Could it be that Princess Leia hails from an ancient Native American tribe called the Hopi, short for Hopituh Shi-nu-mu, meaning, “The Peaceful Little Ones”? Hollywood didn’t give them much credit for one of cinema’s most iconic hairstyles, so in the interest of learning and being curious, let’s put the spotlight on these real-life Princess Leia(s)…
According to George Lucas, the inspiration behind Carrie Fischer’s famous space age side buns in the first Star Wars flick came from Mexico’s 20th century female revolutionaries. “I went with a kind of south-western Pancho Villa woman revolutionary look, which is what that is,” Lucas told a journalist in 2002. “The buns are basically from turn-of-the-century Mexico”. Cool story, except female Mexican revolutionaries never wore those hairstyles, or anything close to it. And historians agree that the most obvious origins of the style comes from the maidens of the Hopi tribe…
Hopi people are descended from the Ancient “Pueblo Peoples”, known for constructing America’s first pre-historic high rise apartment complexes.
They‘ve been farming land in Arizona for many hundreds of years, and much of their culture, tradition and religious beliefs revolve around agricultural themes to promote healthy crops and fertile ground. Their need for rain, corn, and crops were creatively interpreted into their cultural expression by imitating natural forms and cycles. This can be seen in their traditional dance, jewellery, pottery, and most noticeably– their hairstyles.

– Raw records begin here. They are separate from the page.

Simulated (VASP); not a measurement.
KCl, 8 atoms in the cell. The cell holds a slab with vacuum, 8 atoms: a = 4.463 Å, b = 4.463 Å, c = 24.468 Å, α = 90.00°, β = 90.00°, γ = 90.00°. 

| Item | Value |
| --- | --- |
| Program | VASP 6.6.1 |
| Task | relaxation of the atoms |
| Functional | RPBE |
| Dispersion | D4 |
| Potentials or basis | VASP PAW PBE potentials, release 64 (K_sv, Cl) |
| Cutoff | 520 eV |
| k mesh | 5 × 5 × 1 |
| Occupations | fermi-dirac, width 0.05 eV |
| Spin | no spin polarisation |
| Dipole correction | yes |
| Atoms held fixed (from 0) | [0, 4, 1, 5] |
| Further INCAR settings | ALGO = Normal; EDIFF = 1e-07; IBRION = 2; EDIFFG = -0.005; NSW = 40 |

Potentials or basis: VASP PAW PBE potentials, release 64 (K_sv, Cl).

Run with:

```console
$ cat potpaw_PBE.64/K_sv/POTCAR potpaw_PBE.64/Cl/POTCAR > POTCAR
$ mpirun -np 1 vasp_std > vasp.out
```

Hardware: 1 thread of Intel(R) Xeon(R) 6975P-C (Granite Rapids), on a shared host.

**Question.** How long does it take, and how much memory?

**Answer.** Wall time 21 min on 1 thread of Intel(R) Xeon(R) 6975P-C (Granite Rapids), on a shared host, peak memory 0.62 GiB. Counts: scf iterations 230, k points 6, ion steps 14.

The impressive look is called the “squash blossom whorl”, a traditional hairstyle for unmarried girls. At the onset of puberty, historically young girls went through challenging initiation ceremonies, marked by a day of grinding corn at the paternal grandmother’s house. She would receive a new name and assume the squash blossom hairstyle, the sign of marriageability and fertility.
The symbolic side arrangements aren’t actually buns, they’re more loops of hair. To make this hairdo, a young woman’s mother winds her hair around a curved piece of wood to give it a round shape, then remove the wood frame.
When early American ethnologists spent time with the native tribes and started documenting their way of life in the early 20th century, the first photographs of the Hopi women (and their eye-catching hairstyles) began circulating…
And in the 1920s, the style even briefly became a fashion trend with bohemian western women who were adopting ‘ethnic’ style as an artsy, feminist statement.
Today, the distinctive Hopi squash blossom hairstyle is rarely seen outside of religious and cultural events. While the Hopi people now primarily live on a large reservation in north east Arizona (about the 2/3 the size of Puerto Rico), the tribe still maintains their traditional way of life in one of the oldest continuously inhabited villages within the territory of the United States.
Old Oraibi is one of four original Hopi villages, and one of the last to resist the adoption of modern American culture. Having resisted persecution by the Spanish colonialists and later pressured to assimilate by the American government, the residents tend to be very private. Accessible only via a short road off the Arizona State Route 264, while visitors are welcomed to the village, residents do not allow photographs to be taken of their town or people, meaning there are no known reliable photographs of the settlement as it exists today.
How easily a hairstyle with ancient cultural significance can find its way into another culture, with new interpretations (or lack thereof).
Quite easily in fact, particularly when it comes to Native American hairstyles as it would seem …
If it isn’t their mohawks, famously borrowed by 80s punks from the Iroquois, a tribe who removed most of their hair in a rebellious gesture toward the scalping of their people, it’s their braids or their elegant topknots.
I did come across one hairstyle in my findings however, that I believe has yet to be borrowed– although correct me if I’ve missed it in an episode of Star Trek. Perhaps even more impressive than the Hopi squashed blossom is the crescent-shaped hair of the Seminoles, a Florida-based Native American tribe that settled deep in the Everglades to resist US forces.
Traditionally, Seminole women adopted a hairstyle known as the “board” or bonnet”, in which they made their hair into a disk shape by fanning it over a tilted cardboard frame. It was common in the 1800’s but today the style almost never seen except on the Seminole palmetto dolls.
I couldn’t quite work out the symbolism behind these crescent hairdos, so I’ll open the floor up to some of you who might be inclined to know more about the hidden messages of tribal hairstyles or to anyone curious enough to keep digging where I’ve left off…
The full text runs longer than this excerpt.